India’s Silence On Khamenei Killing: Sonia slams Modi govt

Demands debate in Parliament
New Delhi: In a scathing criticism of the Modi government, Congress Parliamentary Party chairperson Sonia Gandhi on Tuesday said its silence on the targeted assassination of Iran's Supreme Leader Ayatollah Ali Khamenei is not neutral but an abdication and raises serious doubts about the direction and credibility of India's foreign policy.
The former Congress president also demanded that when Parliament reconvenes for the second part of the budget session, the government's "disturbing silence" over the breakdown of international order must be debated openly and without evasion.
In her article published in a national newspaper, Gandhi said there is an urgent need for “us to rediscover” the moral strength and articulate it with clarity and commitment. “On March 1, Iran confirmed that its Supreme Leader Ayatollah Seyed Ali Hosseini Khamenei had been assassinated in targeted strikes carried out the previous day by the United States and Israel.
The killing of a sitting head of state in the midst of ongoing negotiations marks a grave rupture in contemporary international relations,” Gandhi said.
Yet, beyond the shock of the event, what stands out equally starkly is New Delhi’s silence, she said.
The Government of India has refrained from condemning the assassination or the violation of Iranian sovereignty, she noted.
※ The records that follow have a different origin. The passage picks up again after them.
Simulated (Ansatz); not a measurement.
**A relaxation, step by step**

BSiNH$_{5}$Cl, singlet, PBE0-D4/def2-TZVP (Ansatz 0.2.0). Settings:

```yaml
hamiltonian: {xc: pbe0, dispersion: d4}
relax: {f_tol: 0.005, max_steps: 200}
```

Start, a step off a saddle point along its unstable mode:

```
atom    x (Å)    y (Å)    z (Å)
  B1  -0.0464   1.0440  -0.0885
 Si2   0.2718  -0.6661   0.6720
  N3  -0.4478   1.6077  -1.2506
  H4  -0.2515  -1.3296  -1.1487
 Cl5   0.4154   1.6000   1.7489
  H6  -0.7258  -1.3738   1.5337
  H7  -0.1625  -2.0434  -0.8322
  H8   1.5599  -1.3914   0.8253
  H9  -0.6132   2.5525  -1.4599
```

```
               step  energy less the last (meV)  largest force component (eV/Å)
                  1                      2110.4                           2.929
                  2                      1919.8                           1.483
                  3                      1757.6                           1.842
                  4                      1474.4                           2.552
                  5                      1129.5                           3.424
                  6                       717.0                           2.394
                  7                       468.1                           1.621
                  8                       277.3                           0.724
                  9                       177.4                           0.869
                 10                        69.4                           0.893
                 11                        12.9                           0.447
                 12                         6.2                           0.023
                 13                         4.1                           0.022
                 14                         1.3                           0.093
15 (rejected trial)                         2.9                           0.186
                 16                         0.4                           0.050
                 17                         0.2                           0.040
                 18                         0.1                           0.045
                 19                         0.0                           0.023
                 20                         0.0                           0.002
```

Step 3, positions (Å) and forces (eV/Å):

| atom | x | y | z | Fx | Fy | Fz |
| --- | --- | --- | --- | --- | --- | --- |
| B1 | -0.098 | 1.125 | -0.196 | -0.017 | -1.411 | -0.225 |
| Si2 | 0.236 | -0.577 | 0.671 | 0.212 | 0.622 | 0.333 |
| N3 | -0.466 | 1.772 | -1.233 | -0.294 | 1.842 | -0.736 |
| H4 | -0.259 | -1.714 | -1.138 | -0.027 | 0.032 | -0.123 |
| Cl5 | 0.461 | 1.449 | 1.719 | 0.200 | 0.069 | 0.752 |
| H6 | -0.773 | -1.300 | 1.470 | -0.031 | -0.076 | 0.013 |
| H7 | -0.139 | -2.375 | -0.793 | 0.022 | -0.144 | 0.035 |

‘Initially, ignoring the massive US-Israeli onslaught, the Prime Minister (Narendra Modi) confined himself to condemning Iran’s retaliatory strike on the UAE without addressing the sequence of events that preceded it. Later, he uttered platitudes about his ‘deep concern’ and talked of ‘dialogue and diplomacy’ -- which is precisely what was underway before the massive unprovoked attacks launched by Israel and the US,” Gandhi said.